Classical FP problem in python : Hamming problem

Mon Jan 24 22:29:17 EST 2005

[Francis Girard]
> For all the algorithms that run after their tail in an FP way, like the
> Hamming problem, or the Fibonacci sequence, (but unlike Sieve of Eratosthene
> -- there's a subtle difference), i.e. all those algorithms that typically
> rely upon recursion to get the beginning of the generated elements in order
> to generate the next one ...
>
> ... so for this family of algorithms, we have, somehow, to abandon recursion,
> and to explicitely maintain one or many lists of what had been generated.
> 
> One solution for this is suggested in "test_generators.py". But I think that
> this solution is evil as it looks like recursion is used but it is not and it
> depends heavily on how the m235 function (for example) is invoked.
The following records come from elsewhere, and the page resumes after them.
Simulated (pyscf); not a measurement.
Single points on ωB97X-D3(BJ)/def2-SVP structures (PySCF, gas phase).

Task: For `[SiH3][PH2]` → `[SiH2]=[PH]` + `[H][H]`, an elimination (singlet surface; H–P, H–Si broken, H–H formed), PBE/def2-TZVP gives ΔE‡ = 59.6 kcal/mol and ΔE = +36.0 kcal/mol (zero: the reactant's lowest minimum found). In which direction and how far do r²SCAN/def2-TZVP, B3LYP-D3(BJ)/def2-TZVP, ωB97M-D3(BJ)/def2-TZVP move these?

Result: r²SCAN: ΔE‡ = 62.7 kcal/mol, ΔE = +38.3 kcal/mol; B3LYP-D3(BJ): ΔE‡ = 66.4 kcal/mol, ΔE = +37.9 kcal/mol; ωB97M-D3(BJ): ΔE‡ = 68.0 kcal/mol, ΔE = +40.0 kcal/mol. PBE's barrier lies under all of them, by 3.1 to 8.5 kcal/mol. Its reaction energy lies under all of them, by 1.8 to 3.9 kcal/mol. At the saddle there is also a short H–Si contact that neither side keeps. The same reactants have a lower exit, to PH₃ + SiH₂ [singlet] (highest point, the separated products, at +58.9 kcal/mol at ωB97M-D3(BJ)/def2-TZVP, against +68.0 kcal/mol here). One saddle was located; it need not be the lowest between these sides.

Well, yes -- "Heh.  Here's one way to get a shared list, complete with
an excruciating namespace renaming trick" was intended to warn you in
advance that it wasn't pretty <wink>.

> Furthermore, it is _NOT_ memory efficient as pretended : it leaks !

Yes.  But there are two solutions to the problem in that file, and the
second one is in fact extremely memory-efficient compared to the first
one.  "Efficiency" here was intended in a relative sense.

> It internally maintains a lists of generated results that grows forever while it
> is useless to maintain results that had been "consumed". Just for a gross
> estimate, on my system, percentage of memory usage for this program grows
> rapidly, reaching 21.6 % after 5 minutes. CPU usage varies between 31%-36%.
> Ugly and inefficient.

Try the first solution in the file for a better understanding of what
"inefficient" means <wink>.

> The solution of Jeff Epler is far more elegant. The "itertools.tee" function
> does just what we want. It internally maintain a list of what had been
> generated and deletes the "consumed" elements as the algo unrolls. To follow
> with my gross estimate, memory usage grows from 1.2% to 1.9% after 5 minutes
> (probably only affected by the growing size of Huge Integer). CPU usage
> varies between 27%-29%.
> Beautiful and effecient.

Yes, it is better.  tee() didn't exist when generators (and
test_generators.py) were written, so of course nothing in the test
file uses them.

> You might think that we shouldn't be that fussy about memory usage on
> generating 100 digits numbers but we're talking about a whole family of
> useful FP algorithms ; and the best way to implement them should be
> established.

Possibly -- there really aren't many Pythonistas who care about this.

> For this family of algorithms, itertools.tee is the way to go.
>
> I think that the semi-tutorial in "test_generators.py" should be updated to
> use "tee". Or, at least, a severe warning comment should be written.

Please submit a patch.  The purpose of that file is to test
generators, so you should add a third way of doing it, not replace the
two ways already there.  It should also contain prose explaining why
the third way is better (just as there's prose now explaining why the
second way is better than the first).